Wednesday, February 22, 2012

Fear and Loathing on the Seven Train

If you've read my sporadic updates on this here fair blog you've probably gotten a clue that I am a New York Giants fan. As a result, well, this month's been pretty good, and my mindset has followed accordingly. But if anything can drag me down from these Monrovian few weeks it's the unsettling news that baseball season is just over a month away.

Don't get me wrong.

I like baseball. Love it even. I try to see at least part of all 162 games live on TV each season (provided I'm in the country), and I've actually seen my favorite team play in person in 14 different stadiums around the U.S. If making multiple trips to Milwaukee and driving from Chicago to Detroit and back in a day to see your team isn't evidence of love, I'm not sure what is. There's one problem with all of this, though.

My team is the New York Mets.

Don't blame me for this. I sure don't. I'm pretty sure the responsibility for this lies with my father, who took me to my first baseball game ever at Shea Stadium in 1991, got my name on the scoreboard because it was near my birthday and then hung a framed picture of the message above my bed for my entire childhood. Waking up every morning and seeing this left me no choice. All I could think every day was, "Wow, maybe this Bud is for me."
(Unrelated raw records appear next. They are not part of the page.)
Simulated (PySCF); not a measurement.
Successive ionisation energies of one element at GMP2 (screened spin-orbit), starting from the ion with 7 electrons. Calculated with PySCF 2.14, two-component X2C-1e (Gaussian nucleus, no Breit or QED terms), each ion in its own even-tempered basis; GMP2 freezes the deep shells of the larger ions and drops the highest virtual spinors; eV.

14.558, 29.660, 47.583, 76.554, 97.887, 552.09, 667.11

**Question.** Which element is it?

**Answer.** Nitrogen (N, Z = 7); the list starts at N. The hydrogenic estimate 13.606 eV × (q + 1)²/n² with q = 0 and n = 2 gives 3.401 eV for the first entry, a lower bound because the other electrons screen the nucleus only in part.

The ultimate irony in all of this, of course, is that my parents are actually Yankees fans. The fact that my first game was a Mets game was for me random chance, but not them. They had a choice, they chose poorly, and now I pay the price for six months every year.

On the plus side for me, this season the price I pay probably won't be that high. With what's looking like a potentially disastrous and certainly unpleasant season in Flushing, I can expect prices for tickets to torpedo pretty significantly on the secondary market -- beyond the five-game package I so foolishly bought already. I should note though that even the Mets acknowledge their tickets won't exactly be the most desirable on the market. My package breaks down to about $12 per ticket, which is pretty much what it costs to see a team in a small market like Pittsburgh, where I'm going to be in April for roughly the same price -- and standing room tickets at that.

It makes sense that the Mets would be priced out similarly to a small market club because this season it appears that, well, they are one. Far be it from me to assume that a team in the media capital of the planet is a "small market" club -- I wouldn't want to insult the Royals and Brewers of the world, though both have more promising seasons ahead than the Mets do. Still, it's hard for people not to bandy the "small market" phrase about. After all, this is a team that has slashed its payroll this season by a record $52 million. This of course was brought on both by the club losing approximately $70 million in the 2011 season, and a Greece-like austerity-driven payroll philosophy as a result of what are, uh, considerable financial restraints on the owning Wilpon family.

While the team's likely disaster of a season has made them the butt of endless jokes by no less an authority than the team's general manager, it's enough to leave a lifelong fan like myself wondering why he or she should even bother investing time, energy or emotion into their team. After all, gone from last season are Francisco Rodriguez, Jose Reyes and Carlos Beltran -- whom Mets fans will miss far more than they ever thought they would. Granted, K-Rod's track record was streaky and Reyes' massive contract in Miami will likely be more albatross than asset by the time it's in its final seasons, but the message is clear. A tremendous amount of money and talent has gone out the door with not much coming back in return, so much so that even pitcher R.A. Dickey has stated that some pleasant surprises will have to happen for the team to stay competitive.

Throw into that the popular notion that the team's lone bonafide home grown star, David Wright, is rumored to be on the midseason trading block -- though GM Sandy Alderson denies this -- and there is nothing but negativity radiating from Flushing.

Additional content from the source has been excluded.